More on Michael West's Response
Last Thursday, we posted my report about a video of a bite mark examination in Louisiana that showed possible criminal evidence tampering by Mississippi dentist and self-proclaimed bite mark expert Dr. Michael West. The evidence was used to help convict Jimmie Duncan of raping and murdering 23-month-old Haley Oliveaux. West responded a few days later in the Jackson Clarion-Ledger. A few comments on his response:
"I've exonerated three or four times as many people as I've convicted," he said. "I'm a little old dentist from Hattiesburg, and I've got the top lawyers in the country coming after me. The New York Times wrote an editorial on me. Why? They can't stand the evidence."
I've already put up a post addressing West's comment about "They can't stand the evidence."
I don't know what West means by "I've exonerated three or four times as many people as I've convicted." Certainly he doesn't mean he testifies for the defense more than he testified for prosecutors. I consulted with some defense attorneys in Mississippi with knowledge of West's history, and they couldn't think of a single time he has testified for the defense. That isn't to say it's never happened. But it is to say it wasn't that often, and certainly not three or four more times than he has testified for prosecutors.
One defense attorney theorized that West is referring here to the fact that in some of these cases, police or prosecutors will bring him four or five dental molds, and from these he'll pick one that matches whatever bite mark he has allegedly found. In his mind, this may mean he has "exonerated" the others. It's too bad the reporter didn't ask him to elaborate (West won't talk to me at all). But he clearly isn't using the word "exonerate" in the way it's commonly understood.

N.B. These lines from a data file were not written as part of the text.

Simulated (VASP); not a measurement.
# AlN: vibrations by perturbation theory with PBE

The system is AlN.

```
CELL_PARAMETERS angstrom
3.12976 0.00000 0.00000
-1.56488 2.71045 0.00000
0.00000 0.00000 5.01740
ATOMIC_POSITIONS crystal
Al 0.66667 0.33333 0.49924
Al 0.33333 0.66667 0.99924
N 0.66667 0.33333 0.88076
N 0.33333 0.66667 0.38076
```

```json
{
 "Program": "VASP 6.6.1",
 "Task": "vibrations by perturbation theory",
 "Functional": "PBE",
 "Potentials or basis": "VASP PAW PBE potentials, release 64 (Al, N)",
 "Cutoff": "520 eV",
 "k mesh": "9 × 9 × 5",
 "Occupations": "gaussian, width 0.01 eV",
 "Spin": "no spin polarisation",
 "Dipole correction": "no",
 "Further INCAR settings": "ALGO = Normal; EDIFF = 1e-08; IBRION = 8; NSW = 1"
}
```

West responded that the accusations he made up or falsified evidence "is a damn lie."
"You can't make an inflammatory response on a dead person," he said.
I asked Michael Bowers about this. Bowers is the dentist I first showed the video to, and who was so incensed by what he saw that he offered to submit an affidavit for Jimmie Duncan's defense. Bowers is a widely respected forensic odontologist. He is dismissive of bite mark analysis as a means of positively identifying someone because, he says, that sort of analysis has no basis in science science (a position emphatically hammered home by the National Academy of Sciences report a couple of weeks ago).
In any case, Bowers says West is correct on the obvious point that you can't induce an inflammation in a dead person. But Bowers says that what West is doing in the video isn't causing an inflammation, but scraping away layers of skin with the mold of Duncan's teeth. Likewise, the abrasion that appears after a break in the video that wasn't there as the video opens is an abrasion caused by some sort of trauma to the cheek. It is not an inflammation.
More from West:
He defended pressing the mold against Haley's cheek, saying he was following protocol Bowers laid out in his manual that says bite-mark comparisons can be made from "working study model to impression of wound."
I asked Bowers about this statement, too. Bowers says West is lying. Bowers says that this is the technique West is referring to:
1. Photograph the injury using a ruler or scale.2. Use dental impression material to make a mold of the skin.3. Take this impression and pour dental plaster into it. This makes a model of the skin.4. Use the suspect's dental models to place onto the MODEL of the skin.
West said he doesn't understand why he's drawing criticism when another bite-mark expert testified for the prosecution at the capital murder trial of Jimmie Duncan, now on death row.
Of course that expert, Dr. Neal Riesner, performed his analysis based on photos of the bite marks West took after he had repeatedly jammed Jimmie Duncan's dental mold into Haley Oliveaux's body. Even here, Bowers and the NAS study would say Riesner was out of bounds. There's simply no science to back up the notion that you can affirmatively match bite marks left on skin to a single individual. And to do so from photos of bite marks left on skin is even more problematic.